PostgreSQL pgvector extension for vector similarity search and operations, enabling AI/ML applications with embedding storage and similarity queries.
import { vector } from "@electric-sql/pglite/vector";import { PGlite } from "@electric-sql/pglite";
import { vector } from "@electric-sql/pglite/vector";
const db = await PGlite.create({
extensions: {
vector,
},
});
// Enable the pgvector extension
await db.exec("CREATE EXTENSION IF NOT EXISTS vector;");Extension object that adds pgvector support to PGlite.
/**
* PostgreSQL pgvector extension for vector operations
* Adds support for vector data types and similarity functions
*/
const vector: Extension;PostgreSQL vector data type for storing embeddings and performing similarity operations.

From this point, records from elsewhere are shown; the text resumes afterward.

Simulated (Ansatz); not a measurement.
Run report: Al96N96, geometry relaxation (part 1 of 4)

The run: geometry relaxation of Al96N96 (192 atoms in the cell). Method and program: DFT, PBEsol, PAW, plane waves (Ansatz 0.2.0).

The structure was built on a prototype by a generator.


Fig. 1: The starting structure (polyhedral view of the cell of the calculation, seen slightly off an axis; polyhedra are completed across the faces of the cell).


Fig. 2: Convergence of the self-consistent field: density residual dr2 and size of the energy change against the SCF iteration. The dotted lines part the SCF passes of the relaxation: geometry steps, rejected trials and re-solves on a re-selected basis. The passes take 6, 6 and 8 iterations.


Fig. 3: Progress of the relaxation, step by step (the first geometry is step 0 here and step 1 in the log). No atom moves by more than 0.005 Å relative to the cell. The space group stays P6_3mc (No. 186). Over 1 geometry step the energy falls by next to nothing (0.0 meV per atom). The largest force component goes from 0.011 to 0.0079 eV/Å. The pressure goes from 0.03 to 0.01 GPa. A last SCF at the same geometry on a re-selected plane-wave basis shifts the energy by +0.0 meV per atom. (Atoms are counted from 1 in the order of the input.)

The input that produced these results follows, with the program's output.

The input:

-- Vector type with specified dimensions
CREATE TABLE embeddings (
id SERIAL PRIMARY KEY,
content TEXT,
embedding VECTOR(1536) -- 1536-dimensional vector
);
-- Vector operations
SELECT * FROM embeddings
WHERE embedding <-> $1 < 0.5 -- L2 distance
ORDER BY embedding <-> $1 -- Order by similarity
LIMIT 10;Vector similarity and distance operators provided by pgvector.
-- L2 distance (Euclidean)
SELECT embedding <-> '[1,2,3]'::vector FROM embeddings;
-- Inner product (dot product)
SELECT embedding <#> '[1,2,3]'::vector FROM embeddings;
-- Cosine distance
SELECT embedding <=> '[1,2,3]'::vector FROM embeddings;Built-in functions for vector operations.
-- Vector dimension
SELECT vector_dims(embedding) FROM embeddings;
-- Vector norm
SELECT vector_norm(embedding) FROM embeddings;
-- Vector addition/subtraction
SELECT '[1,2,3]'::vector + '[4,5,6]'::vector;
SELECT '[1,2,3]'::vector - '[4,5,6]'::vector;Index types for efficient vector similarity search.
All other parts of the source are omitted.